For Dave Arneson, however the nature of the map and other details about the society grew to get a deeper meaning. With the Blackmoor Game, the focus shifted from skirmish units and the vague war gaming notion of "Generals" to real flesh and blood characters. The setting Arneson created for these player controlled characters was called Blackmoor of course, but what of the lands beyond the Castle and town?
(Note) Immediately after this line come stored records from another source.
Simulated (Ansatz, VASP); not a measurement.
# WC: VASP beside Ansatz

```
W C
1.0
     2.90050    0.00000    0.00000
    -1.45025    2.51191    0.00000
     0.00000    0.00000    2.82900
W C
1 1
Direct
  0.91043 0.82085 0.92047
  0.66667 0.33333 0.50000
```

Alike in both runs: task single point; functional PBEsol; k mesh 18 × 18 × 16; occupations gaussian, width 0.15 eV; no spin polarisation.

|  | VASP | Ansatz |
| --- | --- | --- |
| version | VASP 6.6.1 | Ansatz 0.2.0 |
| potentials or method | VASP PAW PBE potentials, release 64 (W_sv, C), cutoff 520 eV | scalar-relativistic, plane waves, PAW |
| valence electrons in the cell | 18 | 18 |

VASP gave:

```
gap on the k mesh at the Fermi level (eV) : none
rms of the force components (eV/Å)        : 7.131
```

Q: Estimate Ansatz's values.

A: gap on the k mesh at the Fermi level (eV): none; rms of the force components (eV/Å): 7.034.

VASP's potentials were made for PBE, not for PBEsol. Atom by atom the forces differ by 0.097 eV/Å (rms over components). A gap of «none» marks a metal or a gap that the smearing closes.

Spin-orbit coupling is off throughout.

In the introduction to the original Dungeons & Dragons game, Gary Gygax writes:
'From the map of the "land" of the "Great Kingdom" and environs -- the territory of the C&C Society -- Dave located a nice bog wherein to nest the weird enclave of "Blackmoor," a spot between the "Great Kingdom" and the fearsome "Egg of Coot."'On his blog, Zenopus examines the exact location of Blackmoor on the map that became the basis for Arneson's campaign and later also the basis for the World of Greyhawk Setting. In an RPG-like context, the world of the Great Kingdom also gained a new depth. "King" Rob Kuntz was no longer just the leader of the was gaming association, but a character living in this imagined world, controlling the Kingdom. In Arneson's game, the King would sometimes send troops to aid Blackmoor against its many enemies.
Rob Kuntz himself may not have known about this, had it not been for the article Facts About Black Moor by Dave Arneson published in Domesday Book #13. I imagine the editors must have been thrilled to see someone taking their "world" so seriously!